This instructable actually came about through necessity. I love camping, and often go hiking in the woods. How often have you spent a day fishing, and wished you could throw some fresh fish into a pan right there on the dock?
For me, this always meant carrying a bulky, expensive kerosene or propane stove which themselves can be something of a pain to get warm enough to use.
There are numerous instructables here on how to make a "Penny Stove." However, there are a series of problems with the Penny Stove concept that need to be addressed. For instance:
1.) You cannot put a large pot on a penny stove without crushing it.
2.) Penny Stoves get very hot, so must be placed on something that will not burn to be used.
3.) Putting a Penny Stove in your pocket or backpack for a hike, it will get crushed fairly quickly.
4.) Penny Stoves are either difficult to light, or do not conserve fuel well.
5.) Penny Stoves are easily blown out in the wind.
As for the commercial "camp" stoves, the *only* ones I've found are either glorified penny stoves (with all the same problems) or require you to carry bulky, heavy, expensive canisters of propane or butane. (Or a mix of the two.) I never did get the point of spending $50 for a "3 oz stove" only to have to carry a 13 oz canister to use it for 1 hour.

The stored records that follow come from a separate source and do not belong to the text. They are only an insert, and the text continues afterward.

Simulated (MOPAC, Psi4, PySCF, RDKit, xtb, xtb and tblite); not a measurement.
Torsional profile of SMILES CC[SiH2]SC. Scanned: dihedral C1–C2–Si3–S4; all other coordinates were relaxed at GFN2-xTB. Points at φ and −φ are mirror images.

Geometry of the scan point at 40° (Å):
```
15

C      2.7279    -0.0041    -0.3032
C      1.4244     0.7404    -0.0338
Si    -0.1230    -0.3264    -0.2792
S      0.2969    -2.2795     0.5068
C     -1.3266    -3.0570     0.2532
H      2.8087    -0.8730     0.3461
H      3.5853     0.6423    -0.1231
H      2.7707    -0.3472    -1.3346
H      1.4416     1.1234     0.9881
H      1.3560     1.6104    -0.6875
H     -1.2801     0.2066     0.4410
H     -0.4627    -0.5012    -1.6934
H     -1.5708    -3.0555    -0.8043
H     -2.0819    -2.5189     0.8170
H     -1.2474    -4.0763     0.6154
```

Most DIY Camp Stoves I've been able to find use a separate wind screen that's generally a piece of aluminum that would get bent and banged up in my backpack, or no wind screen at all.
All of these issues have been addressed with the new and improved "Penny Stove" or as I like to call it, the "Pocket Sized Camp Stove." I do honestly prefer this over any commercial stove I've yet seen (and I've seen a lot). Better still, it was free. Even a cheap commercial camp stove starts at $30 and goes up quickly from there. I've seen less useful stoves selling for over $100. Considering that commercial stove fuel is also more than twice as expensive as denatured alcohol (calculated by burn time) and harder to come by, there's just simply no reason for me to purchase anything commercial.
While this isn't the size of an Altoids tin, and won't fit in your hip pocket, it will easily carry in a cargo pocket, or in the pocket of your backpack. I keep it in one of the smaller pockets of my ruck sack whenever I go hiking.
For $1.25, you can get a bottle of HEET, and numerous other fuels are even cheaper. (Though I'll tell you from experience, you'll get odd looks buying half a dozen bottles in the middle of the summer. I think the guy thought I was cooking meth.)
Compare this to the Esbit Stove that takes solid state tablets that burn (realistically) for approximately 10 minutes at $0.50 a piece. That's $3/hr, and it's not easy to come by.
While I haven't tested it, I'm pretty sure a $1.25 bottle of HEET (that can be picked up nearly anywhere, including gas stations) lasts me more than an hour.
My preferred fuel is Denatured Alcohol. (See the "Fuel" step.)
Finally, the problem I've had with solid state fuels is the time it takes them to heat up, the amount of heat they put out, and the amount of time it takes to put them away. This stove is ready to go in 1 minute, can be extinguished by blowing it out, or putting the measuring cup over it, and cools off in less than 3 minutes.
For a quick stop to fry up some lunch, this is my stove of choice.
If anyone has suggestions for improvements, I'm all ears.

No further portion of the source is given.